Army Spc. Gary Sharpen was home on a two-week leave from his unit in Iraq. Melodie Sharpen said her husband was welcomed home by his family and even strangers.
“People were honking and waving,” Melodie Sharpen said. “One lady even stopped her car and said, ‘Thank you for your service.’”
The time flew by and before she knew it, Melodie Sharpen was dropping her husband back off at Bush Intercontinental Airport to fly back to the desert.
“He was wearing his army fatigues,” Melodie Sharpen said. “He had his backpack, which is Army regulated and he had his luggage.”

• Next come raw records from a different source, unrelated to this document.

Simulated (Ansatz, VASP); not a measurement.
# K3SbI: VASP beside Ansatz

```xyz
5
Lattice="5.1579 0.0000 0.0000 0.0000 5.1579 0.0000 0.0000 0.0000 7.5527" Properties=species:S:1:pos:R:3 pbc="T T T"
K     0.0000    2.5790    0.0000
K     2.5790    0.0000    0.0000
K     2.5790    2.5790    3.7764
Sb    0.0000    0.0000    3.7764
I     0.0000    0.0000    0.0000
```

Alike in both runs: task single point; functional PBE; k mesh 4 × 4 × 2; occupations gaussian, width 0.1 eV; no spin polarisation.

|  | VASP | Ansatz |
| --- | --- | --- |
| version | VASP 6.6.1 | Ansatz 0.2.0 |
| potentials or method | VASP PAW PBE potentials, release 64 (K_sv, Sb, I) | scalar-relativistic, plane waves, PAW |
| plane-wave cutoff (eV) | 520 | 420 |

Gary Sharpen showed up with one 64-pound duffel bag, which is normally 14 pounds overweight. He wasn’t worried because he knew that American Airlines waived fees for active-duty military personnel.
The airline's policy says “military personnel on orders are allowed one bag in the free allowance up to 100 pounds.”
Sharpen's mother, Laura Lee, said not only was her son charged $50 in overweight fees, but the ticket agent was rude to him.
“I couldn’t imagine anyone treating one of our soldiers like that, telling them “so what” that they’re going back to Iraq,” Lee said.
Airline officials said they waive the fee only if a passenger shows military travel orders, and Gary Sharpen didn’t. His family argued that he wasn’t asked.
Melodie Sharpen said her husband had nothing he could take out of the bag to get it 14 pounds lighter.
“Did they want him to take out the pictures of our family? The toothbrushes that he was bringing over? The extra toothpaste he was bringing over? Deodorant,” she said.
American Airlines officials have agreed to refund Sharpen’s money if they see his travel orders.
However, his family said it’s not about the money, but about common courtesy for an American soldier.